Friday, February 15, 2008

Bond insurer FGIC asks to split in two

(Reuters) - FGIC Corp, a bond insurer whose main unit has lost its top credit ratings from all three agencies, has told New York regulators it wants to split into two companies, New York Insurance Superintendent Eric Dinallo said on Friday.
 
The company would be split into a municipal bond insurer and a structured finance insurance company, in a "good-bank/bad-bank" plan that would split off the relatively safe business of insuring municipal debt from the riskier business of guaranteeing repackaged mortgages and other debt.
 

Banks at Risk From $203 Billion Writedowns, Says UBS

 (Bloomberg) -- The world's banks ``remain at risk'' of up to $203 billion in additional writedowns, largely because the bond insurance crisis could worsen, UBS AG said.

``Banks have made progress in credit-market related writedowns,'' London-based UBS analyst Philip Finch said in a note to investors today. ``But more are expected,'' he added.

Writedowns for collateralized debt obligations and subprime related losses already total $150 billion, Finch estimated. That could rise by a further $120 billion for CDOs, $50 billion for structured investment vehicles, $18 billion for commercial mortgage-backed securities and $15 billion for leveraged buyouts, UBS said. ``Risks are rising and spreading and liquidity conditions are still far from normal,'' the note said.

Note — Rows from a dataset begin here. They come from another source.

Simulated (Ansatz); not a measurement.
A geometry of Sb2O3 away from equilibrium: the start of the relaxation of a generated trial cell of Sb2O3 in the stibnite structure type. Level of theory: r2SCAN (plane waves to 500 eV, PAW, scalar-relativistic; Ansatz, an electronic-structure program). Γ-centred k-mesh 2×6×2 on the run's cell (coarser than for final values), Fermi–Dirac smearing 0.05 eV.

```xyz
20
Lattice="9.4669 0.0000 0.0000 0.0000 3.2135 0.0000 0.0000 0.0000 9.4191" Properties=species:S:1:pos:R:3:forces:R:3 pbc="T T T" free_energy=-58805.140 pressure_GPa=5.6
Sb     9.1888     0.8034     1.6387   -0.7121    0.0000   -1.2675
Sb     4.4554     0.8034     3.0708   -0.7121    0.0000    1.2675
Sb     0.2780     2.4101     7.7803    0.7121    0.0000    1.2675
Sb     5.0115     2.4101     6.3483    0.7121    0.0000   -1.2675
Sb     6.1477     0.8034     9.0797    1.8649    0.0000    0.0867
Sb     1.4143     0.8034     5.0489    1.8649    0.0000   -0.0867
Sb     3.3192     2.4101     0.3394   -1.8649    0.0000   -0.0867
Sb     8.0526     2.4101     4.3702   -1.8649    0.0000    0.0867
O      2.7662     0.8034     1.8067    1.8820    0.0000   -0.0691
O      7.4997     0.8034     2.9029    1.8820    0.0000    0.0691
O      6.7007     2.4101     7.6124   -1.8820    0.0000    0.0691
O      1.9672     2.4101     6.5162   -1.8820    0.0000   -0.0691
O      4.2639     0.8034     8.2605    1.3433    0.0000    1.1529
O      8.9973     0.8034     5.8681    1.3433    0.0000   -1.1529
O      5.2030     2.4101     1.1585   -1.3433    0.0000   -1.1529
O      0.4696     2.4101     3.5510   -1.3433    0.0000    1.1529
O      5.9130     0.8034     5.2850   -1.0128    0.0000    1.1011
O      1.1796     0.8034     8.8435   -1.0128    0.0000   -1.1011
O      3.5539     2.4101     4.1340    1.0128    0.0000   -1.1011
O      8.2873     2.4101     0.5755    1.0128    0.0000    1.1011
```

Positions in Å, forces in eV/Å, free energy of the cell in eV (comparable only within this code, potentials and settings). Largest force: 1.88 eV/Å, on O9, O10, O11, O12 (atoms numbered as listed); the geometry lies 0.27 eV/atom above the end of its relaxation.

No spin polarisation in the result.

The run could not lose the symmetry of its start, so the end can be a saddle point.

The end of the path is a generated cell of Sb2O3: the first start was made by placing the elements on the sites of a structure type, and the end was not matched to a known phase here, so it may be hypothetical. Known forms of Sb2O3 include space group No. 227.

U.S. monoline insurers MBIA Inc. and Ambac Financial Group Inc. are struggling to maintain the AAA ratings on their insurance units because of losses on residential mortgages, exposing banks to possible writedowns on CDOs guaranteed by the insurers. Monoline insurers guarantee the repayment of bond principal and interest in the event of defaults.

Ambac was the first monoline insurer to ever be downgraded when Fitch Ratings cut it to AA from AAA in January, citing ``significant uncertainty'' over the insurer's business model.